State v. James D. Crochiere, 2004 WI 78, affirming unpublished opinion
For Crochiere: Steven P. Weiss, SPD, Madison Appellate

Issue: Whether post-sentencing events such as rehabilitation which would not be considered “new factors” supporting reduction of indeterminate sentence may be regarded as new factors under the determinate regime of TIS-I.

Holding:

¶9. Crochiere bases his argument for sentence reduction, in part, on this shift away from the executive branch’s participation due to the legislature’s elimination of parole. He contends that this change brought about through TIS-I requires courts to examine rehabilitative progress and to conclude that since there is no longer any other way to review it, rehabilitation must become a new factor upon which a circuit court may base sentence modification. …

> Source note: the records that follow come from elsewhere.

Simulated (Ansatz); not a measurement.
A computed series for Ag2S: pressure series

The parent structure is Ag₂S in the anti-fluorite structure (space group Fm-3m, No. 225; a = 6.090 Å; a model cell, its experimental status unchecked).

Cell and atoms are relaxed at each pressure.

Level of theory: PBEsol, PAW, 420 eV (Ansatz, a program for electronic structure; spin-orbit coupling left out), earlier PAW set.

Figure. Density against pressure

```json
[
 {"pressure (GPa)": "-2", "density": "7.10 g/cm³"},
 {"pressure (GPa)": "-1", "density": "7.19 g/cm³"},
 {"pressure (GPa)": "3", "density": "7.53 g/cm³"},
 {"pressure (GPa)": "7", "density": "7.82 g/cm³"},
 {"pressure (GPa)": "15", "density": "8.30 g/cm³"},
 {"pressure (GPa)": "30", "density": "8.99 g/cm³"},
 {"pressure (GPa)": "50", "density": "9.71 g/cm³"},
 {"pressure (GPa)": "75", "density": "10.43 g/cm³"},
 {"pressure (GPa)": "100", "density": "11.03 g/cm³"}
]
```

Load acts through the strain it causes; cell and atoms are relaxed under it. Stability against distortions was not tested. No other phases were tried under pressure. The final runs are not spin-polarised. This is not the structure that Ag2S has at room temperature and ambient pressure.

¶17. Crochiere claims he has shown a new factor by his rehabilitation and the court’s lack of knowledge of his child support obligation. …

¶20. Crochiere contends that we should reject the reasoning in Champion because Champion was grounded solely on the inmate’s rehabilitation during incarceration. While by comparison, Crochiere also has a child support obligation, which was not known to the circuit court at sentencing and is linked to his rehabilitation….

¶21. The circuit court held a hearing to permit Crochiere to develop all the facts relevant to his child support obligation. The court then reviewed the factors on which it based Crochiere’s sentence and concluded that its lack of knowledge that Crochiere had a son to help support would not have affected the sentence it imposed. … Therefore, even though the circuit court initially was unaware of Crochiere’s obligation to support his son, that fact was not one that frustrated the purpose of the sentence imposed.

¶22. Additionally, Crochiere’s rehabilitation is not a circumstance that frustrates the purpose of the sentence. … The court was of the opinion that Crochiere was a danger to the community. Deterrence and punishment were the major factors upon which the court focused. And, as has been noted, rehabilitation while incarcerated is not a circumstance that will frustrate the purpose of a sentence, Champion, 258 Wis. 2d 781, 13, as we conclude it is likely that circuit courts sentence with the hope that rehabilitation will occur.

¶23. Furthermore, Crochiere’s early release would undercut the seriousness of the offense, the court’s concern about the victim’s injuries and its efforts at protecting the public. And, as Champion pointed out when interpreting TIS-I, the legislature intended that conduct subsequent to incarceration would not reduce an inmate’s sentence.13 …

¶24. And finally, a decision on whether to modify a sentence is within the circuit court’s discretion. …

¶25. Here, when the circuit court became aware of Crochiere’s child support obligation, it held a hearing to take additional testimony to determine whether that fact would have caused it to select a sentence different from that which it imposed and concluded it would not. It also concluded that Crochiere’s rehabilitation was insufficient to constitute a new factor. In so doing, the circuit court correctly identified and applied the law. Accordingly, we conclude that the circuit court appropriately exercised its discretion in refusing to modify Crochiere’s sentence.14

The court somewhat coyly acknowledges that “new factor analysis has been applied to a multitude of factual circumstances, with appellate courts often reaching the conclusion that the facts presented were insufficient to establish a new factor,” ¶15. Often? Only if that’s a synonym for always. The court’s examples of viable new factors, ¶16, is revealing: Sepulveda found a new factor that supported an increase in sentence; Stafford may have found a new factor in a formal sense, but is better understood as involving a different theory (accuracy of informational inputs); and Norton too is premised on the right to be sentenced on the basis of accurate information, 2001 WI App 245, ¶¶11-16 – at worst, Norton just might be singular, an anomaly (an “outlier,” to use a voguish term). That said, the court of appeals subsequently found a new factor, in State v. Tony G. Longmire, 2004 WI App 90, ¶¶42-46: where the length of extended supervision was premised on a hefty restitution order and that order was reduced on appeal, the trial court should be given the opportunity to revisit the question of the length of extended supervision. But it’s hard to see why this result could not also be based on the idea that the term of supervision became premised on inaccurate information, namely the amount of restitution.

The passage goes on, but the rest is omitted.